I borrowed this from the Raton Range.. Pretty Cool..
By Bob Morris, Sports Editor
• Fri, Jul 12, 2013
It seemed only natural to Dave Schutz that shooting sports become a New Mexico Activities Association sanctioned activity.
Schutz, the director of shotgun sports at the NRA Whittington Center, is among the individuals who put together an effort to introduce trap shooting as an NMAA event for the upcoming school year.
“I’ve been involved with 4-H shooting sports for years in Colorado,” Schutz said. “You have athletes who don’t have the strength or speed but have excellent eye to hand. They make excellent shooters.”
The effort first started through conversations between Schutz and former Raton schools Superintendent Dave Willden. Schutz added he has some friends who participated in high school programs sanctioned in other states and “one day, I decided that New Mexico needed that program too.”
Plans are to start with trap shooting, given that there are more trap clubs and ranges in the state than there are for skeet shooters. Schutz said trap shooting will serve as a starting point and “down the road, I’d love to see how it evolves to where it could mimic a collegiate program.”
Schutz said there are 42 schools currently on board with the program, including Raton, Springer, Maxwell, Cimarron, Des Moines and Clayton. The program would be open to boys and girls.
Schutz added the New Mexico State Trap Shoot Association backs the proposal, as does the New Mexico Department of Game and Fish and the New Mexico Amateur Trap Association. He said he has talked to NMAA Executive Director Sally Marquez, who has indicated her support. He said plans are to have an initial shoot in October, then work to get the NMAA board of directors behind supporting trap shooting as a sanctioned high school activity.
“This will have to be something, to an extent, that evolves,” Schutz said, adding that not every high school has the money available to support such a program. Schutz said he expects teams will have to raise their own money at first.

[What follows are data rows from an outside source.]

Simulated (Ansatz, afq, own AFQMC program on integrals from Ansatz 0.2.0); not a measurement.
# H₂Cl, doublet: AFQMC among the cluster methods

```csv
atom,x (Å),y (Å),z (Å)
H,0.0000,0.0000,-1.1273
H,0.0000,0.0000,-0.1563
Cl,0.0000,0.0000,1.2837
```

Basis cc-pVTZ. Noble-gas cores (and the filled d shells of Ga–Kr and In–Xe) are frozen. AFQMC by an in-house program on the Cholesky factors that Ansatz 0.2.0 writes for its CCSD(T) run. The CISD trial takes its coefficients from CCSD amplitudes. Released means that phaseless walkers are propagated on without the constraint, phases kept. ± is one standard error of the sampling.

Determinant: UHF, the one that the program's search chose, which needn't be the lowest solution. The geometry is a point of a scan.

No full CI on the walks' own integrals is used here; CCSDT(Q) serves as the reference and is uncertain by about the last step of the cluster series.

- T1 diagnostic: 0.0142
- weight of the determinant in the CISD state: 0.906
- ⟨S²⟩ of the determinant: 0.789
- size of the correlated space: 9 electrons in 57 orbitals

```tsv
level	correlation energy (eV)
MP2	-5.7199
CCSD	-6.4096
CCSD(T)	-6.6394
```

But if the program grows, Schutz said it could rival programs in other states. He noted Nebraska had 2,600 participants in its program and Iowa had 2,100, both programs that have been in place for some time. He added Nevada just started such a program and had 300 students at its first state shoot.
He said a positive about the program is that it will mean another activity is available to students — students who might not be interested in other sports currently offered.
“Any time we can get something new into the state and the school system, it gives athletes a reason to stay in school and keep their academics up,” Schutz said. “That’s the basis behind high school activities.”